Singapore to Limit Chlorinated Organic Compound Presence in Bunker Fuel

by Ship & Bunker News Team
Wednesday February 21, 2024

Singapore's authorities are set to limit the presence of chlorinated organic compounds and other contaminants in bunker fuels after contamination problems in 2022.

Singapore's new bunker quality rules will come into effect on June 1 and include rules on chlorinated organic compounds, inorganic acids, polystyrene, polypropylene and polymethacrylate, MPACEO Eng Dih Teo said in a LinkedIn post.

The new rules are as follows:

  • Residual & bio-residual bunker fuel do not contain Chlorinated Organic Compounds (COC) above 50mg/kg, & free from inorganic acids. COC can be tested using the EN 14077 accredited test method, while inorganic acids can use the ASTM D664 accredited test method as prescribed in ISO 8217.
  • Distillate & bio-distillate bunker marine fuel must be free of inorganic acids which can be tested using the ASTM D664 test method as prescribed in ISO 8217.
  • Residual marine fuels are free from polystyrene, polypropylene & polymethacrylate. These can be tested for by filtration, microscopic examination, & Fourier-Transform Infrared spectroscopy analysis.

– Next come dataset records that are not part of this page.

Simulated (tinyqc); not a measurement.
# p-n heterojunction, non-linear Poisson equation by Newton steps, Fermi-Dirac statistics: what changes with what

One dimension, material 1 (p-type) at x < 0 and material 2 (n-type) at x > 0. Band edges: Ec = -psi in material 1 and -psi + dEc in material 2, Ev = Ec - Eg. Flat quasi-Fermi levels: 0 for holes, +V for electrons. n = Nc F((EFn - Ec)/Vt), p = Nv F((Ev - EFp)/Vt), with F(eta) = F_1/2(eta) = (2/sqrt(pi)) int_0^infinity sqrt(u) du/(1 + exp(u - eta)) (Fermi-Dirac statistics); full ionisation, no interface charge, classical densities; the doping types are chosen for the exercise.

"As a global bunkering hub, Singapore remains committed to maintaining high quality assurance of fuels delivered, and making bunker deliveries more transparent, efficient and reduce overall business costs to better serve shipowners, charterers & ships of the world," he said.

Chlorinated organic compounds are one of the contaminants thought to have been behind Singapore's bunker contamination problems in early 2022, in which around 200 vessels were affected by contaminated fuel.

The ISO 8217:2024 specifications anticipated to be coming out early this year are also expected to include a clause on chlorinated organic compounds.